Not so long ago, an acquaintance was curious as to my stance regarding drugs. The response was immediate and truthful: I own many dub albums. Several posts within No Condition Is Permanent come with recommendations for cocktails appropriate to the sounds at hand; with today’s post, I can only hone my flair for the obvious: Herbalizers, start your vaporizers!
Yes, herb and herb alone will provide the change of mind best matched to today’s offering, Medley Dub. The album embodies the allure of dub, Jamaica’s contribution to electronic music. As is common knowledge by now, dub was born in Kingston's studios. There, recording engineers deconstructed the multi-track tapes of songs, playing mixing board faders as one might play a piano's keys. The singer's track would be dialed out, so that DJ's could 'toast' atop rhythms embellished with splashes of reverb and runaway tape echo, effects borrowed from Ennio Morricone's scores for spaghetti westerns, these films being fantastically popular in Jamaica. (The English music historian and theorist David Toop, ever wise, once described Morricone as 'a straight line drawn between Puccini and dub reggae.')

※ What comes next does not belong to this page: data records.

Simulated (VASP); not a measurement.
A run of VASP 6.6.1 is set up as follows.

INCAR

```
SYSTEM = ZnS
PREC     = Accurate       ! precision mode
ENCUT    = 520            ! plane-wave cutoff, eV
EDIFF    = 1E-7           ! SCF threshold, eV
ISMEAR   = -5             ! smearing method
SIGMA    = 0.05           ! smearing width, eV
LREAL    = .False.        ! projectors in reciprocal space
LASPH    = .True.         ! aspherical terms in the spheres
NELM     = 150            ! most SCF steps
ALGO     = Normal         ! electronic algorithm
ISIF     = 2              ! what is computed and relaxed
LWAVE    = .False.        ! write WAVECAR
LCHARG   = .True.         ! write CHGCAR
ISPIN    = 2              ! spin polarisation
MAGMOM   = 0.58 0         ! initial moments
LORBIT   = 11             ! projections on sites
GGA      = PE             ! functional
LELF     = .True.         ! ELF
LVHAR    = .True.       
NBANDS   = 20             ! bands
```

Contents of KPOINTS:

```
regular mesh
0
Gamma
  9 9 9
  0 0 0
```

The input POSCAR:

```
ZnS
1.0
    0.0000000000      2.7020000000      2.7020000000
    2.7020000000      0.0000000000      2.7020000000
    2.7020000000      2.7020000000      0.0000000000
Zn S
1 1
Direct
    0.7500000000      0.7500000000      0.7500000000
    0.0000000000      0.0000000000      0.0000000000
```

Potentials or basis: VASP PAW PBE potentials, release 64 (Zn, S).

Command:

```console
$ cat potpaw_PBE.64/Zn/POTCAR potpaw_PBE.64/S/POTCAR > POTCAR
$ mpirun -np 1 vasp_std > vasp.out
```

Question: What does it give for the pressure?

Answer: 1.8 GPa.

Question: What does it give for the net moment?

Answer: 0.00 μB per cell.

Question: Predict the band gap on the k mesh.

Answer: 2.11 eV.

Medley Dub exemplifies this form early in its evolution. In these re-imagined 'versions,' non-sequiturs gallop out of the shadows, only to fade seconds later; imagine a reggae band performing on the far bank of the river Styx, its vocalist occasionally struck by lightning. George Melly’s description of '60s psychedelic music (from his essential Revolt Into Style) serves dub equally well: "Objects appear and disappear, metamorphosis becomes a commonplace." The songs have been stolen out from under their singers. Only apparitions remain, shadowy voices drifting through the studio reverb unit, the sound of fata morgana. Bass and drums rule the dance to seismic effect. Logic becomes immaterial, just so much smoke in the grooves of hastily pressed vinyl.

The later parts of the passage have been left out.